Getting a serious traffic offense in California will result in needing SR-22 insurance to get back on the road. This type of insurance is significantly more expensive than regular insurance. Still, if you shop for the right insurer and follow certain tips, you can find cheap SR-22 insurance in California. Below, we discuss steps you can take to get lower rates.

What Is SR-22 Insurance?

It’s important to realize that SR-22 insurance isn’t actually a type of insurance. Rather, an SR-22 is a form filled out by your insurance company that guarantees you are carrying continuous insurance at the minimum coverage levels. An SR-22 is required after serious traffic offenses for drivers in California — it is another term for high-risk insurance or DUI insurance.

For insurers, filling out an SR-22 form is a way to help you prove to the state that you are abiding by the law and carrying adequate insurance. This provides a guarantee that you and your insurance company are financially responsible for accidents and damage on the road. It also automatically notifies the state if you change vehicles, lapse or cancel your insurance, or stop paying your premiums.

How Much More Expensive Is SR-22 Insurance Than Regular Insurance?

On average, you can expect to pay about twice as much for SR-22 as regular insurance. The reason is that this category of insurance policies is reserved for the highest-risk drivers — and with higher risk comes greater cost for insurance companies in the form of claims.

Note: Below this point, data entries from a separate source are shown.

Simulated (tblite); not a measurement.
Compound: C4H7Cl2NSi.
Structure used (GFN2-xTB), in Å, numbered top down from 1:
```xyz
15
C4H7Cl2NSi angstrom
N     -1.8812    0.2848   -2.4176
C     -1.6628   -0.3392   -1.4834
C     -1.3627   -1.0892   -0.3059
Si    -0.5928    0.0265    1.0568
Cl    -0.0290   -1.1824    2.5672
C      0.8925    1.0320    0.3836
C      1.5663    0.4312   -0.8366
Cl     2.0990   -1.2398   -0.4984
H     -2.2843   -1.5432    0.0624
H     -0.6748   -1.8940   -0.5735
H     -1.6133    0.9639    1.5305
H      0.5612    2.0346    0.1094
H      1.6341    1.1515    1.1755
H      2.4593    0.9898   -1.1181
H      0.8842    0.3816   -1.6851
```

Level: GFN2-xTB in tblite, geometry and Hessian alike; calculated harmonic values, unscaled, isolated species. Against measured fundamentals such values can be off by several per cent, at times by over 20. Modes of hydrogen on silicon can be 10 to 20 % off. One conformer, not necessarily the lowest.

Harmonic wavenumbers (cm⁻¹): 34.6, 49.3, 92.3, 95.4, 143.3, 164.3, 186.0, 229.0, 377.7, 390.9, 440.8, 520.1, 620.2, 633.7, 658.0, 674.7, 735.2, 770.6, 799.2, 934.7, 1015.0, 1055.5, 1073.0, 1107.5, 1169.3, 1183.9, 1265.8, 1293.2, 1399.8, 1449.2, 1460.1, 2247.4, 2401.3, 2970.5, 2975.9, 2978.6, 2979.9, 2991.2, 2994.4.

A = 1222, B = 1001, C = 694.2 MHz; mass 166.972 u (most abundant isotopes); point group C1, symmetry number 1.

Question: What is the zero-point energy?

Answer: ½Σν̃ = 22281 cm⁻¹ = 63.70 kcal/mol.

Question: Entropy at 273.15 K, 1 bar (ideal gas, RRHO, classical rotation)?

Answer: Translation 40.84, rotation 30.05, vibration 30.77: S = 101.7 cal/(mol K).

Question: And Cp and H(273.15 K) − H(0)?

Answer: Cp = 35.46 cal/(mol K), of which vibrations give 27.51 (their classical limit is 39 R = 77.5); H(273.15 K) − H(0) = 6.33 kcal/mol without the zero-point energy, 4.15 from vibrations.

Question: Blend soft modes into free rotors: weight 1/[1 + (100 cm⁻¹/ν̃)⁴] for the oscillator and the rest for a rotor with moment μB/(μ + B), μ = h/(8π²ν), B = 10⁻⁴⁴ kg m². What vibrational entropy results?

Usually, an SR-22 requirement comes from a severe traffic violation. While more expensive, there is a positive way to think about SR-22 insurance: it is a means to get back on the road when few other options are available. An SR-22 can often help you even after a license suspension or revocation. In other words, an SR-22 is a way forward, helping you build better history on your driving record.

So despite the fact that minimum coverage will cost more with SR-22 insurance, it is a necessary step to get back on the road after a serious offense.

Why You Might Need an SR-22 in California

The state can order you to carry an SR-22 if you choose to start driving again after a serious traffic offense. This form will allow you to legally return to the road and work toward regaining your license.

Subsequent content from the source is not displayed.